BEIJING, April 22 (Reuters) - Multinational firms are planning to invest less in China because of market access barriers and slowing growth in the world’s second-largest economy, a U.S. business lobby said on Tuesday.
China’s economy expanded 7.4 percent year-on-year in the January-March quarter, its slowest pace in 18 months.
Concerns over market access and slower growth are greater this year than they were in the past, the American Chamber of Commerce in China said in it annual report on the business climate in China.
“We refer to market access barriers as one of the primary reasons for lowered investment,” Chamber Chairman Greg Gilligan told reporters at a briefing on the report.
“With slower growth, our member companies do not reflect less need for investment, but perhaps less need for investment based on the old economic model that was more reliant on exports and infrastructure spending,” Gilligan said.
At a plenum meeting of the Communist Party last November, China announced ambitious reforms that signalled the shift of China’s economy from infrastructure- and export-fuelled growth towards a slower, more balanced and sustained expansion.
The annual report, which the Chamber uses to lobby both the Chinese and U.S. governments, placed industrial policies that support Chinese state-owned enterprises atop the list of complaints.
“State-owned enterprises have increased their control over certain sectors of the economy in recent years, and government support for SOEs was overwhelmingly citied by AmCham China member companies as the most negative industrial policy, being chosen more frequently than all the other options combined,” the Chamber said in the report.
The United States has a massive trade deficit with China, which maintains a tight grip on state-owned businesses.
The report also said that 40 percent of the lobby’s member firms felt they were targeted by Chinese media, increasing perceptions that foreign investment is becoming less welcome.
Other concerns included fear of retribution if companies defend their interests through the Chinese legal system, and the report noted moderate or low progress on a host of perennial issues, from government procurement to intellectual property rights protection.
Despite the deep-seeded worries over market access, the Chamber was optimistic about renewed negotiations on a U.S.-China bilateral investment treaty.

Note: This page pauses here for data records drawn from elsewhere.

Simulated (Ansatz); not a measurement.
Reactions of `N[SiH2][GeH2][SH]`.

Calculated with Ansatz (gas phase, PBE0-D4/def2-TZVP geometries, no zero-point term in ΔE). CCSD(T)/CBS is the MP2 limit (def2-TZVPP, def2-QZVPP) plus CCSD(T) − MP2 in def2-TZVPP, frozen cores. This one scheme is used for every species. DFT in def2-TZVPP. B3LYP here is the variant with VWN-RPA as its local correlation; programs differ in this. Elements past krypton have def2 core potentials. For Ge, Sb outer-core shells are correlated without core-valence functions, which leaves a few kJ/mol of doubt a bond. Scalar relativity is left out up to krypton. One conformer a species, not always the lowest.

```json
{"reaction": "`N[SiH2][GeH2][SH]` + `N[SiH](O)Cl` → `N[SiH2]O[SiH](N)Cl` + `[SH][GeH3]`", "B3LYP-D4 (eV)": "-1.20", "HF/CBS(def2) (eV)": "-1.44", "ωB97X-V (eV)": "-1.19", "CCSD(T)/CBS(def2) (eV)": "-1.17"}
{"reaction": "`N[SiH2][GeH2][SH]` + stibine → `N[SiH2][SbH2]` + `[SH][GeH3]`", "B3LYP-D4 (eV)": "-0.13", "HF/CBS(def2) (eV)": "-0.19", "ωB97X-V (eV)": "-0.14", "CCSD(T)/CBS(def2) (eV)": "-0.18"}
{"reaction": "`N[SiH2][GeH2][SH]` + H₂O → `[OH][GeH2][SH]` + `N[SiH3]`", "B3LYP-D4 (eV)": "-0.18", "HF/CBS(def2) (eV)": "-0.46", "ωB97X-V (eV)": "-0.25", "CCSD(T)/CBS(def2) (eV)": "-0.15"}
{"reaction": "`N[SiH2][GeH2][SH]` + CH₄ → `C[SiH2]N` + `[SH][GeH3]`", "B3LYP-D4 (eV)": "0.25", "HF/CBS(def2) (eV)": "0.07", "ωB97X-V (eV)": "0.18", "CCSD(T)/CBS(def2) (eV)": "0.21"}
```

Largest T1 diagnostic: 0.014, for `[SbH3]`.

The world’s two biggest economies agreed in July to restart stalled talks on the investment treaty. Previously, Beijing had agreed to negotiations only if certain Chinese industries, especially in its service sector, were exempt.
Tim Stratford, a co-chair on the Chamber’s legal committee and a former U.S. trade negotiator, said the Chinese government’s commitment to return to talks reflected “a lot of study.”
“It was not a casual undertaking on their part. Given all the work that has gone into these negotiations already and given the momentum behind them ... we are feeling optimistic that the negotiations will be successful,” Stratford said.